Catch up with Los Angeles-based Year of Suns, a new project from singer-songwriter Chris Matthews, and listen to single "Plain Sight" off his debut EP, Songs For Silence, out now.
What got you interested in music and in songwriting?
Chris: I basically started playing music in sixth grade. There was a music program and everybody had to play an instrument, it was mandatory, and this was in elementary and middle school in Miami. I picked up the saxophone 'cause I kind of wanted an uncool instrument, everybody was going for guitar and drums and there was a bit of competition there so I was like, you know what, no one's really going for the saxophone [laughs] I think I'll just pick that up. And then I had a buddy that was playing clarinet and so I thought I would play clarinet - so obviously there's a little bit of a trend here. And then, from there, I asked the teacher if I could take home a guitar for the weekend - because we were allowed to take our instruments home - and I took home a Squier Fender and had no idea what I was doing with it, I just knew that I was intrigued by the instrument for one reason or another. I actually didn't have a love affair with it. A buddy of mine, I brought it over to his place and he was fascinated and he started playing, which then sparked my interest. That's really the early onset of my guitar playing, but I really was interested, I think a little bit more, in drums, so I played drums for a couple years and then decided to get back into guitar and was never very technical. I think, when you start off as a guitar playing, it can be daunting because you think you have to be the most technical dude in the world when you're in 7th or 8th grade thinking, 'well, I think the more technical I am, then the better guitar player I'll get to be''; so I wasn't good at memorizing songs and I wasn't good technically, but I somehow managed to start writing songs and that's where I realized, you don't have to be the most technical guy in the world if you can write some songs. And that they could also be simple, they didn't have to be crazy, technical, complex pieces.
Do you remember the first song you wrote that you were happy with?
I think it wasn't until, man, maybe 10 years later. I'd written a song called "The Hummingbird" - which still hasn't properly been released - and that's when I was like, okay, I'm tapping into something, I'm proud of this; which is a rare feeling for me.
Which musicians would you say you've been influenced by?
Oh my gosh, there's a whole range. I think the first spark was definitely Pink Floyd, especially David Gilmour, the guitar player, because he was emotional and he got his point across without wasting any notes and he was the first guy I was fascinated with. And then from there, I eventually found Radiohead and Thom Yorke was a little bit more of a multi-instrumentalist compared to Gilmour who's this singular guitar player. And Thom Yorke really blew the lid open for me, in terms of getting into more challenging music. From then on, I found indie folk music, guys like Justin Vernon and Sufjan Stevens; and then I found more classic folk artists like Nick Drake and Joni Mitchell. So those have all been a major influence, as well as James Murphy who I don't think has had an influence much on the music, but just his approach to LCD Soundsystem and combining a lot of different influences, I strive for that as well. It's a pretty wide range of influences.

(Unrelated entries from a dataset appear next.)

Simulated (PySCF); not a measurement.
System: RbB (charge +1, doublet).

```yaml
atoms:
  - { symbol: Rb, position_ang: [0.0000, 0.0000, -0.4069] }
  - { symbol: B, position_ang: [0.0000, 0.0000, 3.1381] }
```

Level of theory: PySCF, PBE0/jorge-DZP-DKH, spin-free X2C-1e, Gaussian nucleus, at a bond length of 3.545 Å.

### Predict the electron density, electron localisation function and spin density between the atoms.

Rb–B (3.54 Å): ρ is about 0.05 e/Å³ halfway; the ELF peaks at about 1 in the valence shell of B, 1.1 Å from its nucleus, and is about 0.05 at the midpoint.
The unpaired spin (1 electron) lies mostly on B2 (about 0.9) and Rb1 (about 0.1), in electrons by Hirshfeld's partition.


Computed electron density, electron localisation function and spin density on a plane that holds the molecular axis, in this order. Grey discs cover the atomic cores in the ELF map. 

What would you say is the best album released in 2016?
2016 was a tough year for me, musically, as a listener and a consumer because I realized that, actually, too much of a good thing is probably not that great, specifically with regards to some of these music streaming platforms. But I think what might have stuck with me most was A Moon Shaped Pool by Radiohead, but I was even struggling with that. By that I mean, there's so much music coming at you and instead of getting into albums this year, I was trying to find a way to consume music with a methodology, to stick with something and not feel like I was dabbling in a million things. Radiohead probably kept my attention more than anybody else. I've been trying to come up with different ways of making that experience immersive, because it's been a real struggle for me. The big thing I found was taking Spotify or whatever off my phone and just having it on my computer, so that's been a big help actually and now I actually miss music, like I haven't missed music in such a long time.
How would you describe your sound to someone who had never heard your music?
That is a tough question. I think I can say these are the people I love, referring to those influences before, but I don't even know if it's quite along those lines. If you were to take a little bit of Nick Drake, a little bit of Fleet Foxes, and Elliott Smith, I think you would get a good representation. But the sound itself, I'm not exactly sure how to describe it.
Could you tell us more about your debut EP, Songs For Silence, that was just released?
Sure, I mean, Elliott Smith is definitely all over it - early Elliott Smith, specifically. As well as a newer artist by the name of Angel Olsen; she had a record called Burn Your Fire For No Witness and that was a pretty big influence from whenever it came out, 2014, on-wards. So I think people will pick up a little bit on that, but probably more so on the Elliott Smith along with another group, I believe they're from Sweden, by the name of The Radio Dept.; you can hear a little bit of that as well as Yo La Tengo with some of the more atmospheric stuff that appears on the record. Yeah, I think that's what they can expect.
Was there a track off the album you were most excited to get out there and share with people?
Definitely "Plain Sight". On EPs, you don't often find an arc. It's just like, here's a bunch of songs but I guess this EP is properly constructed like a mini album, there's two bookends - the first track and the last track - and then the core stuff is kind of in the middle. But then "Plain Sight", I think, with its drony guitars - kind of My Bloody Valentine-inspired guitars - there's a lot of textures there and it's not a traditional pop song by any means. I don't know if any of them are, there's some verse-chorus-verse-chorus stuff, but this one's just kind of linear and it becomes explorative and all those textures and sounds and stuff that you hear on top of the guitar and the vocal were done by my engineer, David Burris, who's highly musically inclined. He's not just an engineer or producer, he has a hand in the production and the engineering but also in the songwriting and I like the idea of letting him do what he will with a track. I'll literally leave the studio and let him do whatever he wants and most of the time it works out. So, "Plain Sight", for sure.
In one sentence, how would you sum up Songs For Silence?
A longing for simplicity. [Laughs] That's probably it.
What do you hope listeners are able to take away from your music?
It would be nice if they found that it was authentic, I think that's important. That I'm not trying to pull a fast one on anybody, I'm not trying to hide behind anything; if that's really apparent to people and they can connect with it in that way, then that's, I think, the best connection that somebody can have with the record is that what somebody is saying is something that they mean and there's no pretense in any way.
Is there anything you want to add?
I think there's plenty to come next year, as well as this week. There's a video coming out for "Plain Sight" which was shot by Danny Pollack over at Ataraxy Studios and that'll be premiering on Myspace. I have some more music pretty much ready to go for next year, it's all about just packaging it up. I'm particularly excited about this next batch of songs because they've been around for a long time and it's been about getting back to them and coming full circle, so I think that's what I'll be doing next year.